1

I have run a model and with the data I have, I wasn't expecting to produce the best model ever but my residuals are really strange. The outcome variable is number of days going to a website in a month (so discrete 0-30) and I have applied a standard regression. model <- step(lm(day_count_jun ~ vars, data=ml), direction="forward"))) #forward-backward

I have several independent variables and I have chosen (with function step in R) 5 of them. It is the same result if I include only 5 variables and all the variables I have. The adjusted R2 is 0.25 Here is the residual plot I have: enter image description here

Should I understand that one of my coefficients should have a negative sign? Besides, my residuals are not normal.
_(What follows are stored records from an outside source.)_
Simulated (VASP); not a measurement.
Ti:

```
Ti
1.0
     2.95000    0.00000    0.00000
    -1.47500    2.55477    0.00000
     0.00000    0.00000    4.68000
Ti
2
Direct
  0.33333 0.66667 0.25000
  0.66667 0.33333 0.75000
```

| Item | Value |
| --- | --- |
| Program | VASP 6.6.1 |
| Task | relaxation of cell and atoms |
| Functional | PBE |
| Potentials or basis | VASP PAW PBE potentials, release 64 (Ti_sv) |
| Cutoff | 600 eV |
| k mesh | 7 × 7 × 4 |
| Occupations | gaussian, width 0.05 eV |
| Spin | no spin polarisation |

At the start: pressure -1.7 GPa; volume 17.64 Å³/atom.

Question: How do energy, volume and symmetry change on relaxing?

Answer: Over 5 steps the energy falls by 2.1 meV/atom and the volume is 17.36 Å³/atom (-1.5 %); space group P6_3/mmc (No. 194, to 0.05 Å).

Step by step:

enter image description here

What can I do to solve this if I don't have more data?

DroppingOff
  • 537
  • 1
  • 4
  • 12

1 Answers1

5

First, the use of step is irrelevant so I'll ignore that below.

Second, your dependent variable is integer valued and bounded above and below, so it's rather unlikely that your residuals would ever look Normal. You might therefore try a model that does not assume that they are, such as

mod.bin <- glm(cbind(day_count_jun, 30-day_count_jun) ~ vars, 
               family=binomial, data=ml)

or if you have mostly low counts, a Poisson assumption might be reasonable:

mod.pois <- glm(day_count_jun ~ vars, 
                family=poisson, data=ml)

And if you have a lot of zeros that you think are driven by a separate process, then a zero-inflated or hurdle version of one of these two models might be better. For what it's worth, that's what the histogram says to me.

One of those alternatives should get you a better model, or at least one whose forecasts will not be nonsensical.

Back to the residuals: even when you fit these models, the residuals will always look a bit bizarre relative to a model that assumes conditional Normality. The key is to look rather at the smoothing line than the dots.

Finally, be a little careful as you add lagged variables in these models (as I see you have done from the graph). At the very least you'd want the log of day_count_april for an autoregressive model with a log link.

There's good short discussion of all these things in Cameron's note on count regression.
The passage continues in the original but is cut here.